I wonder there are so many things to learn for an embedded systems developer. This field is rapidly changing. What to learn to keep oneself up to date? Generally this industry is segmented into two portions. One the people who which design advanced DLD systems. These usually work on FPGA based SoC designing. Their tools and skills may include learning an IDE like that of Xilinx. The other guys usually used MCUs and microprocessors (like me). They write the firmware for these device and (usually) design the PCB as well. My focus is on the second type of people as this relates to me better.
Here are the things which I think, are necessary to learn:
- Hands on experience of at least two MCU families. One on the higher end and the other on the lower end. The higher end may be the ARM architecture. The low-end party should be the one which has tiny-miny MCUs like PIC or 8051 or may be AVR. There are times when you don’t need to use the horse power of ARM, so you need a small companion for that.

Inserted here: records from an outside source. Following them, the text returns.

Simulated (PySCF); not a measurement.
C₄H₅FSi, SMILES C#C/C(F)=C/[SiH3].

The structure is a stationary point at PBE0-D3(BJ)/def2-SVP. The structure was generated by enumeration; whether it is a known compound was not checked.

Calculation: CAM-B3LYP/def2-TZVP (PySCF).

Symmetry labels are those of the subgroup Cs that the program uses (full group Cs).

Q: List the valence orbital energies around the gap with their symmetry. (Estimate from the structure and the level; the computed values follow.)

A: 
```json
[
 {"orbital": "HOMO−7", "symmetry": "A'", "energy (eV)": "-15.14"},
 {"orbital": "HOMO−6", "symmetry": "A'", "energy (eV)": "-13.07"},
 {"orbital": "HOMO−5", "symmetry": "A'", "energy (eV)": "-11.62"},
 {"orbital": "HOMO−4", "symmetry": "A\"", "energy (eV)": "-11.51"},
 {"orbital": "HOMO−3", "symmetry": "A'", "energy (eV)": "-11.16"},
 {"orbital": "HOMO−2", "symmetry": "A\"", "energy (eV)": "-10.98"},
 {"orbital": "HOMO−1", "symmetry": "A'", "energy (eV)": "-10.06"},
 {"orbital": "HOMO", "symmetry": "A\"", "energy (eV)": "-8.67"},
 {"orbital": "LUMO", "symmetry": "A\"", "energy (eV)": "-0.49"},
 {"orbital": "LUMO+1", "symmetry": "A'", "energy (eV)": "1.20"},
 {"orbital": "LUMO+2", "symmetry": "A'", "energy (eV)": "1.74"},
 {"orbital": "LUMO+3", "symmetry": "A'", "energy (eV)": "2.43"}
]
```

- Good PCB design tool like Diptrace (please forgive if you don’t like it). The Altium designer is a complete design suit not just for a single developer but for a whole team to system design, PCB design, software development and mechanical assembly in a single unified tool. Some people still are in love with older tools like OrCAD. I just prefer Diptrace over OrCAD.
- At least 2 good RTOSs
- Embedded Linux. Well, you at least need to have know-how of Embedded MPUs like Cortex-M8/9. Linux seems to me, the future and it would be norm to use Linux in most of the designs.
The base board if often designed with maximum peripherals and IO options to be used in future applications. The common peripherals like Ethernet, USB, RS485; storage like flash, microSD and other options are populated. A common connector interface through headers is provided where the Processor board seats.